The new section 35(5) provides that the defence shall, not later than seven days after service of that notice, serve the defence report of evidence on the prosecution. That seems to be too tight to be workable in a situation where an accused person may not have been assigned legal aid. It would be better to have longer time limits in those particular subsections. I do not want to overstate this and I can table amendments on Report Stage. However, I have been involved in cases like this and I know in practice that it may be very difficult for the defence to comply with this. I do not see a proviso saying that all this could be done over a longer period. The real risk is that the gardaí involved will dispose of the property if they have not heard from the defence. We then have the whole Braddishv. DPP and Dunne v. DPP scenario all over again where the defence may apply to the courts claiming that the Garda Síochána should have retained the property. I just seek to make the provision more workable.

We can look at the dates for which the defence must make a response. There is an onus on the prosecution to stick to the 23-day notice, which is stringent. We will look at it on Report Stage.

I do not think the 23 days is stringent. The prosecution must do it at least 23 days before the trial, but at any point in the months preceding the trial. It is a tight onus on the defence or the defence solicitors who are increasingly being given these time limits for the disclosure of evidence. In that context we need to look at extending the period for the service of the defence notices.

Equally, we do not want it to be used as an opportunity to string out trials needlessly.

Certainly, but there is a balance and I do not think it is being struck here.

Amendment agreed to.
Government amendment No. 50:
In page 28, after section 32, to insert the following new section:
"CHAPTER 2
Miscellaneous amendments
36.—The Act of 1967 is amended—
(a) in section 4, by the substitution in subsection (2), of “instituted or continued except by the Attorney General” for “instituted or continued except by, or on behalf or with the consent of, the Attorney General”, and
(b) in section 4B, by the substitution of the following subsection for subsection (1):
"(1) (a) Subject to subsection (3), the prosecutor shall cause the documents specified in paragraph (b) to be served on the accused or his or her solicitor (if any) not later than 42 days from the date on which—
(i) the accused, on being informed by the District Court of his or her right to be tried by a jury, objects to being tried summarily or the prosecutor informs the court that he or she does not consent to the person being tried summarily for the offence concerned or,
(ii) in the case of an offence in respect of which the prosecutor may elect to prosecute either summarily or on indictment, the prosecutor elects to try the offence on indictment, or
(iii) the District Court determines that the facts alleged do not constitute a minor offence and are not fit to be tried summarily.
(b) The documents referred to in paragraph (a) are:
(i) a statement of the charges against the accused;
(ii) a copy of any sworn information in writing upon which the proceedings were initiated;
(iii) a list of the witnesses the prosecutor proposes to call at the trial;
(iv) a statement of the evidence that is expected to be given by each of them;
(v) a copy of any document containing information which it is proposed to give in evidence by virtue of Part II of the Criminal Evidence Act 1992;
(vi) where appropriate, a copy of a certificate under section 6(1) of that Act;
(vii) a list of the exhibits (if any).".".
Amendment agreed to.
Government amendment No. 51:
In page 28, after section 32, to insert the following new section:
"37.—The First Schedule to the Criminal Justice Act 1951 is amended by the insertion of the following reference:
"26. The offence at common law of breach of the peace.".".

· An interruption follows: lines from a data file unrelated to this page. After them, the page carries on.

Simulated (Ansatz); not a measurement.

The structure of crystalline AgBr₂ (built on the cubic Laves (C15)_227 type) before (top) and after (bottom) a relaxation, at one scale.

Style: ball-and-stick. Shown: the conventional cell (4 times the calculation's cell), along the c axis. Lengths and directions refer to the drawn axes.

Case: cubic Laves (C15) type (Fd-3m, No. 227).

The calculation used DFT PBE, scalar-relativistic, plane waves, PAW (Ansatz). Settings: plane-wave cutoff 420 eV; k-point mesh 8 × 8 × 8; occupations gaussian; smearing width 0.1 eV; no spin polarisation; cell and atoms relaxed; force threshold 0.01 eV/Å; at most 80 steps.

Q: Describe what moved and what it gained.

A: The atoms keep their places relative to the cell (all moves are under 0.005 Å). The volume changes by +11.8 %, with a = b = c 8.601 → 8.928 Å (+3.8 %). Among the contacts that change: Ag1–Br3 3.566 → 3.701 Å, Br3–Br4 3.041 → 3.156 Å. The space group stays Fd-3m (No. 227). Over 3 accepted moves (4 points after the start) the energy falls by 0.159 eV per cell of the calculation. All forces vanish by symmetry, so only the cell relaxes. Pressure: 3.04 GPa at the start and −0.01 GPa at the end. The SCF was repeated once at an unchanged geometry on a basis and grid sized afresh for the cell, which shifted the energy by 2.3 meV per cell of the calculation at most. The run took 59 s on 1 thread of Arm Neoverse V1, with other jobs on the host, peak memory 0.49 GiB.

This amendment amends the Schedule to the Criminal Justice Act 1951 by inserting a new paragraph that refers to the common law offence of breach of the peace. The Schedule to the 1951 Act lists offences which may be tried either as summary or indictable offences. Section 2 of the 1951 Act sets out the procedure on whether to proceed on indictment or by way of a summary case. The decision is one for the Director of Public Prosecutions or the District Court when it considers that the offence in question does not fall within its jurisdiction, or for the accused who may elect for trial on indictment.

In the 2006 case of Thorpev. DPP, a case stated from the District Court to the High Court, the status of the offence of breach of the peace was examined. The High Court confirmed that it was an offence known to law, although not having a statutory basis, and ruled that the offence could be prosecuted as a summary offence. Having regard to its origins, this ruling effectively classified it as an either-way offence. Nevertheless, doubts remain about the law on this offence. It has its origins as a common law misdemeanour and, as such, was regarded as an indictable offence. Despite that, the offence has been tried summarily. Although the High Court decision clarifies the law for the moment, a different view might be taken in another case or by the Supreme Court. There is no statutory basis for regarding an offence as an either-way offence. The solution I propose clarifies the matter and provides a statutory basis for treating it as an either-way offence to be tried either on a summary basis or on indictment depending on the circumstances of the case.

Amendment agreed to.
SCHEDULE.
Government amendment No. 52:
In page 30, after line 40, to insert the following:
"Air navigation offences
21. An offence under section 11 of the Air Navigation and Transport Act 1973 (unlawful seizure of aircraft).
22. An offence under section 3(1) of the Air Navigation and Transport Act 1975 (unlawful acts against the safety of navigation).
Maritime security offences
23. An offence under section 2(1) of the Maritime Security Act 2004.".

The purpose of this amendment is to add three offences of a terrorist nature to the Schedule. The Schedule lists the offences in respect of which the Director of Public Prosecutions may seek to quash an acquittal and seek a retrial on the basis of new and compelling evidence. The threshold for the inclusion of offences in the Schedule is that a maximum sentence of life imprisonment applies on conviction with the exception of the offences under section 7 and section 8 of the International Criminal Court Act 2006 — genocide, crimes against humanity, war crimes and ancillary crimes. In some limited circumstances, a person convicted of an offence under section 7 or section 8 is liable to imprisonment for a term not exceeding 30 years rather than life imprisonment. The three offences I propose to add to the Schedule attract maximum sentences of life imprisonment. I believe their inclusion is appropriate.

Amendment agreed to.
Schedule, as amended, agreed to.
TITLE.
Government amendment No. 53:
In page 5, to delete lines 25 to 29, and substitute the following:
"APPEAL IN CRIMINAL PROCEEDINGS; TO AMEND THE CRIMINAL JUSTICE (EVIDENCE) ACT 1924 AND TO AMEND AND EXTEND THE LAW RELATING TO EVIDENCE IN OTHER RESPECTS; TO AMEND THE CRIMINAL JUSTICE ACT 1994, THE CRIMINAL PROCEDURE ACT 1967, THE CRIMINAL JUSTICE (LEGAL AID) ACT 1962, THE CRIMINAL JUSTICE ACT 1951, THE OFFENCES AGAINST THE STATE ACT 1939 AND THE COURTS OF JUSTICE ACT 1924; AND TO PROVIDE FOR RELATED MATTERS.".

The amendment makes the necessary alterations to the Long Title to reflect the amendments introduced.

Amendment agreed to.
Title, as amended, agreed to.
Bill reported with amendments.

When is it proposed to take Report Stage?

Next Tuesday, subject to the agreement of the Whips.

Report Stage ordered for Tuesday, 8 December 2009.